“[T]hose who want to be rich fall into temptation and are trapped by many senseless and harmful desires that plunge people into ruin and destruction. For the love of money is a root of all kinds of evil, and in their eagerness to be rich some have wandered away from the faith and pierced themselves with many pains” (1 Timothy 6:9,10).


 “If they say, ‘Come with us, let us lie in wait for blood; let us wantonly ambush the innocent; like Sheol let us swallow them alive and whole, like those who go down to the Pit. We shall find all kinds of costly things; we shall fill our houses with booty. Throw in your lot among us; we will all have one purse’—my child, do not walk in their way, keep your foot from their paths; for their feet run to evil, and they hurry to shed blood” (Proverbs 1:11-16).

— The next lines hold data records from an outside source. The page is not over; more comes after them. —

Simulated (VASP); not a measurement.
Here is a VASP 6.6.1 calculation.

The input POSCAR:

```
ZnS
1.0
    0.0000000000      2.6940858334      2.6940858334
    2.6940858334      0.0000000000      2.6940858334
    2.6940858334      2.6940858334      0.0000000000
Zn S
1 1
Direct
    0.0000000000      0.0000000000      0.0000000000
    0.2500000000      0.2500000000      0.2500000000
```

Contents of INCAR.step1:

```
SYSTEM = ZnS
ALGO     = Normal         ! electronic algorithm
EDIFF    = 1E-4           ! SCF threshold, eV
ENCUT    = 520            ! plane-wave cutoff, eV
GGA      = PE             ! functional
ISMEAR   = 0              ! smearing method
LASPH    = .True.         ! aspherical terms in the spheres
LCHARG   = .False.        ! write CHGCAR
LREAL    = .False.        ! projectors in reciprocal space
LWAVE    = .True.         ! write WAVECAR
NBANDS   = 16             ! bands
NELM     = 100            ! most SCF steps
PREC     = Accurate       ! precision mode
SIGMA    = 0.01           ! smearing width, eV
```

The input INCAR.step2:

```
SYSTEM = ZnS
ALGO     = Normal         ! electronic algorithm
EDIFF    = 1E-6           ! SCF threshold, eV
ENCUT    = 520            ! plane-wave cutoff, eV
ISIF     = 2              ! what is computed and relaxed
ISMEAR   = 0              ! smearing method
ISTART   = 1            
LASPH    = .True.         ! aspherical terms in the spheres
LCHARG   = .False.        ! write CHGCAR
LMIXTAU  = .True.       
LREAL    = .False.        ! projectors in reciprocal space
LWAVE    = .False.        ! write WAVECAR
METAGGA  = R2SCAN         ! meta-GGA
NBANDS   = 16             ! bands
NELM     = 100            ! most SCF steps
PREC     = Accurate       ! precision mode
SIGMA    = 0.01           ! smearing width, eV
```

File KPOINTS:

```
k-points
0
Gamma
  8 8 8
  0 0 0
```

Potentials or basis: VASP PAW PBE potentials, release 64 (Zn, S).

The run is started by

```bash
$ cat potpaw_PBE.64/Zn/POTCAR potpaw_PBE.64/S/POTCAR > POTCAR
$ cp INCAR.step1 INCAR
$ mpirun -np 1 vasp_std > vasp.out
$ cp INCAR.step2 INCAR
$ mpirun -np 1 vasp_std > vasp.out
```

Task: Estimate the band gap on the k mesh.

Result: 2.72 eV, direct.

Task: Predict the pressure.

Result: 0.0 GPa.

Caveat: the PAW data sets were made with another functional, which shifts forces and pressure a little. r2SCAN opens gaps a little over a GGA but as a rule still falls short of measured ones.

A week ago today, on Black Friday, Jdimytai Damour, a temporary worker, was asphyxiated as he was trampled at the Wal-Mart in Valley Stream, NY. According to news reports, he was trying to shield a pregnant shopper from the throngs of customers pushing their way in. Apparently, being the first to get a bargain item was worth one dead man to the savages who burst the door hinges at the store. What were they after? A 50-inch HDTV for $798, a vacuum cleaner for $28, a 10.2-megapixel digital camera for $69, and recent DVDs for $9. What’s a human life compared to filling your home with such stuff?


A Wal-Mart official, in predictable corporate-speak, called the incident “unfortunate.” No, it wasn’t unfortunate. It was an example of what happens when the perverse greed of a big corporation out to make every possible dollar meets the lust of frustrated crowds trying to get something on the cheap. In short, the perfect storm of human sinfulness. Wal-Mart is as culpable as whoever it was who actually trampled Mr. Damour. The store put him at the front door because of his big size, but gave him no training in crowd control. They apparently did not follow the practices other retailers had used to ensure order and calm1. And, they had scheduled those door-buster deals in the first place, which according to one store worker, “weren’t even that good”2.


Black Friday was separated by only one day from the first Sunday of Advent. The contrast could not be more stark, the difference in values they represent more pronounced. Advent is about waiting for a Savior; the Black Friday crowds rushed to do evil. Advent calls us to peace; the crowds practiced violence. Advent invites us to give and reach out; Wal-Mart offered deals designed not to help its customers, but to increase its bottom line. Advent tells us God is with us. Black Friday encourages us to see ourselves not as part of a community companioned by God, but as individuals who must get what they get by pushing others out of the way, even if it kills or hurts them.


I heard on a TV news show that the same morning Mr. Damour was being trampled to death, a family joined with others for worship in their Unitarian church in Minnesota. Shunning the crowds at the malls and the big box stores, they sought to express and to teach a different way, a perspective on life that is decidedly counter-cultural. They didn’t need to “fill [their] houses with booty.” Instead, they came out in the dark and cold to say that consuming and getting and having is not all there is to life.


There weren’t thousands or even hundreds gathered at that church. But in this case, the majority doesn’t rule; truth does not reside with them. The little group of worshippers, not the rapacious, deadly shoppers at Wal-Mart, teach us what this season is about.